Friday, July 06, 2007

7 Books Revisited



Apparently, I am a cheater. Fine, apparently my pre-justification of anthologies was not sufficient. I can live with that. And yes, I did count as one two books that are separate. I am suitably chastened. I'm also still a bit punch-drunk from the post-travel exhaustion haze and have decided that's a good state in which to do a new list. (I like lists when I'm having a hard time writing anything because they give a nice structure. Also why I like mystery novels.)



I call it 7 Books I Will Never Read Again and Wish I Hadn't Read in the First Place.



1. AS I LAY DYING by William Faulkner: Not a Faulkner fan. Or a Hemingway fan. Or a fan of much American literature of that period. This is the only book in my junior-year honors English class that I did not finish but instead resorted to Cliff Notes. Boring. Depressing. And hard to follow.

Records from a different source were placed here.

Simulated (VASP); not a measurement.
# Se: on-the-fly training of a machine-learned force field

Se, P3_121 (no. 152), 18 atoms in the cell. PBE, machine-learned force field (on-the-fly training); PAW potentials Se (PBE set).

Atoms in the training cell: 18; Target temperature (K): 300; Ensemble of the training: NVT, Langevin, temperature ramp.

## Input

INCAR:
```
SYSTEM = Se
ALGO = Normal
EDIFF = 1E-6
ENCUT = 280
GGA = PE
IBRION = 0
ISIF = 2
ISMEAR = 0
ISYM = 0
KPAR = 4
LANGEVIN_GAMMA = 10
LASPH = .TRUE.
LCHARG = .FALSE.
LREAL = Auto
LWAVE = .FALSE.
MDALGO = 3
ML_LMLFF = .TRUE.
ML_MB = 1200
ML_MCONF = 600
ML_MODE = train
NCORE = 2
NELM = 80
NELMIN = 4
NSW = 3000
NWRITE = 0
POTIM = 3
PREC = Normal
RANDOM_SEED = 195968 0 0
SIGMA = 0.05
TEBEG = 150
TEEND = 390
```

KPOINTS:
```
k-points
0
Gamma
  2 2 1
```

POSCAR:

2. MOBY DICK by Herman Melville: I did actually read this one through for that same honors English class. Even the chapters on sperm oil and blubber. But again, not my type of ocean novel. (Do I have a type of ocean novel? Now I'm wondering. I suppose if I did it would involve a pirate an awful lot like Jack Sparrow or Will Turner.) Oddly, one of my favorite novels of the last few years is AHAB'S WIFE by Sena Jeter Naslund. Naslund takes a character who never appears in MOBY DICK and writes a fascinating novel that actually made me interested in Ahab as a person. No small feat.


3. THE BROTHERS KARAMAZOV by Fyodor Dosteovsky: I read this because I love his novel CRIME AND PUNISHMENT. So I thought I'd like this one. I didn't. I have decided if I ever have a fit of Russian novel-reading insanity in the future, I will just re-read CRIME AND PUNISHMENT.


4. RED AZALEA by Anchee Min: We chose this for book club because it was on a library reading list and "it sounds interesting". It wasn't. About a young woman in China during the Cultural Revolution, I quickly tired of the in-depth discussion of her sexual affairs, with both men and women, and found the prose very hard going. Maybe it was the translation. But no translation could help the fact that I didn't like the girl at all. Which made me feel guilty, since the author was the girl in question. Fine. I admire her pluck and survival. I did not enjoy her recounting of her life. The first of only two book club books I haven't read to the end.


5. THE RED TENT by some woman I don't remember and I don't care enough to look up her name : The second book club book I didn't finish. We've decided "red" in the title is a sure killer for us. A great concept--telling the story of Jacob's daughter, Dinah, and her twelve brothers from her point of view--but poorly executed in my opinion. I thought Dinah was obnoxious and whiny and, although I'm hard to offend, about the time the sheep made an immoral appearance, I was out of there.

6. THE MURDER STONE by Charles Todd: I feel guilty about this one, because Charles Todd writes a great mystery series set in post-WWI England featuring an inspector haunted by the trenches. But it's a miracle I ever got to know and love Ian Rutledge, because this was the first Todd book I read and it's awful. Another one of those "sounds great" books that doesn't live up to its jacket copy. Its a standalone mystery with wooden characters, stilted dialogue, leaps of emotional logic that left me dizzy and an ending that I just flat-out could not believe. And it violates one of the great rules of mystery novels--it raises a critical question that's not only not answered, it's not even considered again. Fortunately, Inspector Rutledge is much more satisfying. I think Todd should stick to the series.

7. There are so many that could fill this last spot--probably most of them read in my teenage years and most of them so mercifully buried in my mind that I can't even recall titles. (Though it surely included titles along the line of HER DEADLY SECRET or LORD HAMILTON'S LOVER or YOU CHOOSE WHAT HAPPENS NEXT IN THIS DARK AND ROMANTIC TEENAGE ROMANCE.) But in honor of Harry Potter month, I'll go with the last book in a long-running YA series which I've blogged about before: THE SONS OF DESTINY by Darren Shan. The worst ending of a series I've ever read. I wish I had quit reading halfway through. It has so scarred me that I've been having nightmares this last week about reading the last Harry Potter book and hating it because it had nothing to do with what came before. But I trust Jo Rowling, my heart is in her hands, and I predict that HARRY POTTER AND THE DEATHLY HALLOWS will help heal my series-ending wounds.

1 comment:

bitterkat said...

That's funny. Must have been Mr. Lindstrom's class, right? Or was it Rigby? My memory is failing. I tried REALLY hard to finish Moby Dick but I don't think I ever did.

As for As I Lay Dying...what a wacky story. I think I actually read that one. I'll never forget "My mother is a fish."